Lead scoring is not a popular topic among most Internet directors, but it is a practice they may have no choice but to adopt.
The concept is as Internet leads come in, they are assigned a number based on their likelihood to turn into a sale.
Urban Science came up with the idea about five years ago, but didn't really start talking about it till last year.
Most of their work has been with OEMs, which is typical for Urban Science, a firm that many dealers do not consider a friend.
The R. L. Polk Co., meanwhile, is launching a scoring tool for dealers, and any other automotive-related entity this month. It began piloting it last spring with the Mile One Automotive Group, with some impressive results.
There is a lot that goes on behind the scenes to make the idea work. Polk takes the dealership's historical sales data and lead data going back one year and matches it against its market and registration data.
It then builds a scoring algorithm that all of the leads are run through. In theory, it becomes more of a science and less of a gut call.
One question is, are these solutions in search of a market? Many Internet directors tell me they would not use such a tool.
They bravely say they want their sales people handling every lead as if they can be sold today. They don't want their people scoring leads.
Other experts wonder if assigning a numerical value to leads will turn the leads into self-fulfilling prophecies. Their point is a good one.
For example, the Internet salesperson fires up the computer in the morning and finds 20 leads — seven are assigned a number between 8-10 (which means they are most likely to sell), while 13 are in the 3 to 5 range, thus not likely to sell. Which leads do you think will get the most attention?
The problem is, lead scoring goes on all the time without the data to back it up. Internet sales people often make judgment calls, using only what their gut tells them about which leads to work hard. This practice is called “cherry picking,” or “skimming.”
We can deduce that by looking at the large number of leads that are not responded to. Depending on which study you want to use, the percentage of leads that do not get a response range from 40% to 60%.
I've been wrong before, but I'm guessing third-party lead providers already are devising ways to use lead scoring as a way to charge dealers a higher premium for their leads, especially for the “hot” leads. Can you imagine paying $30-$40 a lead? Maybe so, if you know that lead has a 40% chance of closing.

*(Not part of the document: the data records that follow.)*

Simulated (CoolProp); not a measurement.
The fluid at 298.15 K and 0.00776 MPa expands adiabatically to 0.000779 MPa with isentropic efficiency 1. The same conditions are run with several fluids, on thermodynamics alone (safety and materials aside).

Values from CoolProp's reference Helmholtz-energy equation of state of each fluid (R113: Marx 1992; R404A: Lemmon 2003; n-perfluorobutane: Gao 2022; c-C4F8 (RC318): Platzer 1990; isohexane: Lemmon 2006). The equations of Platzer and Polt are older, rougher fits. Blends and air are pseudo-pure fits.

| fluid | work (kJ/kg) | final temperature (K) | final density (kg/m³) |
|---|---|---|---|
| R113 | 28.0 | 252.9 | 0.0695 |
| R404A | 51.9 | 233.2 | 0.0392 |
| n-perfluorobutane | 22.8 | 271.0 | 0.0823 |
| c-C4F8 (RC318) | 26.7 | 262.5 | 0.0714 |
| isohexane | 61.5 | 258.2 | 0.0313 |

I also would bet that there are some savvy dealers who are planning on using lead scoring as a way to force the third-party vendors into providing them with better leads. There are a multiple of ways to make it work in your favor.
Just don't reject the concept completely. The point is, don't let the vendors get the upper hand and use it as a tool to beat you over the head with. Find a way to use it to your advantage.
It is possible that Polk's approach to the market may be faulty. Lead scoring already has a negative vibe in the dealership, so why not position it differently, such as lead segmentation or lead categorization?
Instead of scoring leads based on their likelihood to close, Polk or Urban Science could create a model that segments the leads based on how they should be handled.
Many of those leads that receive a lower score possibly are buyers just starting their shopping process and may not be ready to buy for a couple of months.
You could structure your business development center or Internet department in a way that funnels the leads to the appropriate person or department. One group could handle the hot leads, while another group handles the shoppers who aren't ready to buy.
Even if you don't like the idea, you'd better start paying attention to it.